Bernosky stated in a recent article that this change is not simply beneficial to customers using traditional energy delivery methods, but to all customers. Meanwhile, solar interests like the Alliance for Solar Choice (TASC) have been fighting back against these changes, claiming that the loss in customers and revenue will destroy the renewable energy source.

While with the current technology for solar, demand charges could create an issue for solar customers, Bernosky stated, “There are emerging technologies that allow keeping an eye on peak demand to get to those savings. We have seen a lot of customers save when they move to a demand rate.”

APS and others are concerned that the solar energy lobbyists are less interested in serving a wider customer base with clean energy and more interested in using the bait of renewable resources and environmental safety to push outdated technology at inflated installation prices.
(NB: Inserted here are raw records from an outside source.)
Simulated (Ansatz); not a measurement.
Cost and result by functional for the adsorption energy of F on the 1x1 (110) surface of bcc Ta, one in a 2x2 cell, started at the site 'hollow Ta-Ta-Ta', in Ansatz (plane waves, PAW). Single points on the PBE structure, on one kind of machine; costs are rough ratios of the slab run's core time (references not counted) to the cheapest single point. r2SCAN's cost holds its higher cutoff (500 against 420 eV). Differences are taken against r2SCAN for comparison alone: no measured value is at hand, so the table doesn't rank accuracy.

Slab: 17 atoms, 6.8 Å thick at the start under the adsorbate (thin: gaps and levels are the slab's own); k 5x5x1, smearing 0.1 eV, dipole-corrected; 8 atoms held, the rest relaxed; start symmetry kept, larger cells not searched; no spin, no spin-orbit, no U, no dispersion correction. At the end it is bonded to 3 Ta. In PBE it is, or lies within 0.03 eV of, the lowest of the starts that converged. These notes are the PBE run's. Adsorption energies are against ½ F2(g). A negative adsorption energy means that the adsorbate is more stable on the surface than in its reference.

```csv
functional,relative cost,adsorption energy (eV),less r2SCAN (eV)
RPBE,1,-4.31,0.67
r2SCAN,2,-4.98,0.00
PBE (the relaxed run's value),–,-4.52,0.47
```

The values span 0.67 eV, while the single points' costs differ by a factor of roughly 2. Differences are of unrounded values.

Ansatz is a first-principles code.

SolarCity’s Will Craven argues that APS is looking to overcharge solar customers for the benefit of their own bottom line. But, according to a recent study by third-party firm, Navigant, the change in monthly charging will only serve to balance the bill for customers. While the change to demand charges would see a slight increase in the base rate for billing–from $10 to $15 per month in UNS’ case–they would also benefit customers who do not use energy in surges during peak hours. While solar users are typically the customers to do this, advances in technology, if implemented in rooftop installation, will help lower that bill considerably.

By advocating for better solar technology to be installed, Bernosky and his colleagues see a way to keep solar a viable energy source without harming the low-income customers who are unable to use it.